Meaningful Marking

Marking is something I’ve struggled to master. I know what I want it to achieve, but have gone through many iterations trying to get the process right. My approach has often given too much irrelevant feedback, or gone over the heads of students.

Target tracker marking sheet
The old approach: Plenty of targets, not enough solutions.

In the last few months I’ve given it a lot of thought – trying to make sure I focus on giving the feedback only a teacher can give – and make students as active as possible in the process.

This post by Tom Sherrington was just the inspiration I needed. My marking wasn’t having much effect because students didn’t know what to do with it. They had time to read, to respond, to mark off progress on a checklist, and give off every impression of my time being well spent, but they didn’t really act on it.

This week was different. During Thursday’s lesson I planned to spend three minutes with each student to work out precisely how well they were doing. Using Wednesday’s exit cards as a starting point, I posed them each a question just slightly harder than the last one they got correct the day before. As I watched their thinking process I filled out a WWW and EBI grid, and posed other questions until I got a comfortable feel for their understanding. Then I set them each three questions to take them one step further than they could already go, and told them that they’d have the chance to move up a level at the start of our next lesson if they could solve their new, personalised questions.

The new approach: Built around making visible progress

The student response was excellent. Two of them, without prompting, told me they were really glad I was showing them how to act on feedback as they often wanted to but were confused. It’s also meant that, for the first time, I’ve seen everyone respond meaningfully to marking. Every student pushed themselves to achieve the goals I set, and every one of them learned something new. Setting targets with the explicit steps needed to achieve them – that’s meaningful marking.

2 thoughts on “Meaningful Marking

  1. redorgreenpen

    This looks great! Did you really manage to fill out 25+ of those in a lesson though?!

    How often are you doing these nowadays? Every week?

    My main question is – how many of those pieces of paper contained the same content? If it was a sizeable proportion, do you think there’s a way to get the same effect with less admin time?

    Also, assuming that you hadn’t taught how to answer “is 53 in the sequence” type questions in class, how did they find out how to do it? Did they take it home and research? We’re encouraged to do marking dialogue responses in class, and I always feel that it’s actually a little unfair for the students – I’ve given them harder work and not told them how to do it! I’m setting them up for failure.

    Reply
    1. Mr Thomas

      I can fill them all out in the lesson with a smaller class – with a big one I do it after a quiz/assessment sheet I design to find out exactly where students get stuck (generally playing on misconceptions and mistakes from recent exit cards). I aim for minimum of every fortnight.

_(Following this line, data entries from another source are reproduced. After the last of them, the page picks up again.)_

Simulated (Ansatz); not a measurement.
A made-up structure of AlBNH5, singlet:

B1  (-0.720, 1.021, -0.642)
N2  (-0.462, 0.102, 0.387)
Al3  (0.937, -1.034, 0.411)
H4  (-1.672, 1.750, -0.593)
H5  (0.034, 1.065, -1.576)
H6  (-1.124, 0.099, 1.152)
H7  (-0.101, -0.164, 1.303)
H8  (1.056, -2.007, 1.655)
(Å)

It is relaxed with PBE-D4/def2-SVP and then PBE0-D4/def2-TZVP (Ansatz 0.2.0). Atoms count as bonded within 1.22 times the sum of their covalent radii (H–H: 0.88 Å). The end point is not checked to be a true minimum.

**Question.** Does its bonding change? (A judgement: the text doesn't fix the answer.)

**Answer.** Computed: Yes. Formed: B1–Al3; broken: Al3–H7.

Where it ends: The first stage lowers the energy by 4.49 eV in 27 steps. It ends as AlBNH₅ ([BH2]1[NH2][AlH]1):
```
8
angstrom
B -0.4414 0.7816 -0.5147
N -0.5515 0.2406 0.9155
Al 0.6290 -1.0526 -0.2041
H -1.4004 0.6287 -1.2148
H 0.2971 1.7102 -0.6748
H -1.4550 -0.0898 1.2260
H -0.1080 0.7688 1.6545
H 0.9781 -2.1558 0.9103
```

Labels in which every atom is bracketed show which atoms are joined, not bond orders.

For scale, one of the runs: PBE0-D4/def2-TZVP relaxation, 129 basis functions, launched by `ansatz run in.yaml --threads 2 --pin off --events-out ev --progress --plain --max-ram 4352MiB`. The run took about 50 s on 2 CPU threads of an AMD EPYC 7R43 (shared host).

      A lot contained a crossover of questions. I normally have a sheet of 10 or so questions I draw from, and write the most appropriate down for each student. I could get them to copy them from a list, but this doesn’t take that long and they do value the effort.

      I always make sure they have a clear way of learning to do the thing they’re extended on to – working on the assumption they don’t remember how to do it from class (which they probably don’t, or it would be a useless extension for them). Bare minimum is a MyMaths link, best case is a short video (I use Educreations on my iPad and can knock up and publish a video in a couple of minutes – takes less time than writing out and photocopying a worked example).